The campaign to teach creationism alongside evolution was largely driven by two school board members, William Buckingham and Mr. Bonsell, who both testified that they believe the Bible's account of creation is literally true.

Michael R. Baksa, the assistant superintendent of the Dover schools, testified Thursday that when he started his job there in 2002, Mr. Bonsell handed him a copy of "The Myth of Separation," a book by David Barton which argues that the founding fathers intended to create a Christian nation, not one in which church and state were separate.

In 2004, after the board passed its policy on intelligent design, Mr. Baksa received a cynical e-mail message from a social studies teacher saying that since the district was transformed from being "standards driven" to "living word driven," maybe the social studies curriculum should change, too. Mr. Baksa responded: "Feel free to borrow my copy" of the "Myth" book "to get an idea of where the board is coming from."

The big question now is whether the judge will base his ruling more narrowly on the specific actions of the Dover board, or more broadly on the permissibility of teaching intelligent design in public school science classes.
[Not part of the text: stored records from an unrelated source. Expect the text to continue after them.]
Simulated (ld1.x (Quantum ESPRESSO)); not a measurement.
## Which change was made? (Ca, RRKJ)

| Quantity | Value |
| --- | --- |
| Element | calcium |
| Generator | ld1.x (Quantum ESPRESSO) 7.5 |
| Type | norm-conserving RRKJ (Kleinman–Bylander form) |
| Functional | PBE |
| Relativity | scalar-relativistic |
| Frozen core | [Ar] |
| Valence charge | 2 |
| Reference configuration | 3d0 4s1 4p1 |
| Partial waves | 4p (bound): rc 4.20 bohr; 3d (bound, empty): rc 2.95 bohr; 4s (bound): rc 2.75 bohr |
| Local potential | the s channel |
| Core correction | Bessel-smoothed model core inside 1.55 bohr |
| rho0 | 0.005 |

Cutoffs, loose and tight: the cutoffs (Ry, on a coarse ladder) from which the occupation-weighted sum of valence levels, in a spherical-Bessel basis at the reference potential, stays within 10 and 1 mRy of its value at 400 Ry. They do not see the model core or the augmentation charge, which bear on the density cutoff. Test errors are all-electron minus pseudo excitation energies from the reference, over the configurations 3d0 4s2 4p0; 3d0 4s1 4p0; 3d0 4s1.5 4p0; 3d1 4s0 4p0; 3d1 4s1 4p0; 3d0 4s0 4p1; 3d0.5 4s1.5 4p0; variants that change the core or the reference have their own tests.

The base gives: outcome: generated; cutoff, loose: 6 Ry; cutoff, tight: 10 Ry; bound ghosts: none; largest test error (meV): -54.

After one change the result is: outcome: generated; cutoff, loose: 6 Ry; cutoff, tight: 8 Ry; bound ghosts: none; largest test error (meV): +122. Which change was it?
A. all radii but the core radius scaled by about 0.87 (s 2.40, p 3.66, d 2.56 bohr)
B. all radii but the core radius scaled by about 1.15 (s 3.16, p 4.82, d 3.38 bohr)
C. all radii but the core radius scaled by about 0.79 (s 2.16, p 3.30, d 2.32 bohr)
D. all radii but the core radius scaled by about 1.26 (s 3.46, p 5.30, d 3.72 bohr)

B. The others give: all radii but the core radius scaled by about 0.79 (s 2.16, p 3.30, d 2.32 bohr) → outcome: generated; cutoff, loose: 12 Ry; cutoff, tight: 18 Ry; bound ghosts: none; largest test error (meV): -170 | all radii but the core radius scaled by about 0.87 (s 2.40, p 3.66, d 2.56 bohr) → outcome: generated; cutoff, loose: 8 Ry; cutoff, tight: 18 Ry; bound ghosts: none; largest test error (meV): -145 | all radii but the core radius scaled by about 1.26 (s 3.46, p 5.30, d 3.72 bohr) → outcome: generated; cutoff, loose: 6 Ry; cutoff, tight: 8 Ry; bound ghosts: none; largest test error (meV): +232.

Robert Muise, a lawyer for the board, said his strategy was to present scientists as expert witnesses to prove that there is a complex debate among scientists. "It's going to be difficult for the judge to decide" whether the pro- or the anti-intelligent-design scientists are right, Mr. Muise said.

But Mr. Rothschild said, "This isn't really science against science because that would be two competing arguments based on evidence, research and peer-reviewed articles - and intelligent design has none of those."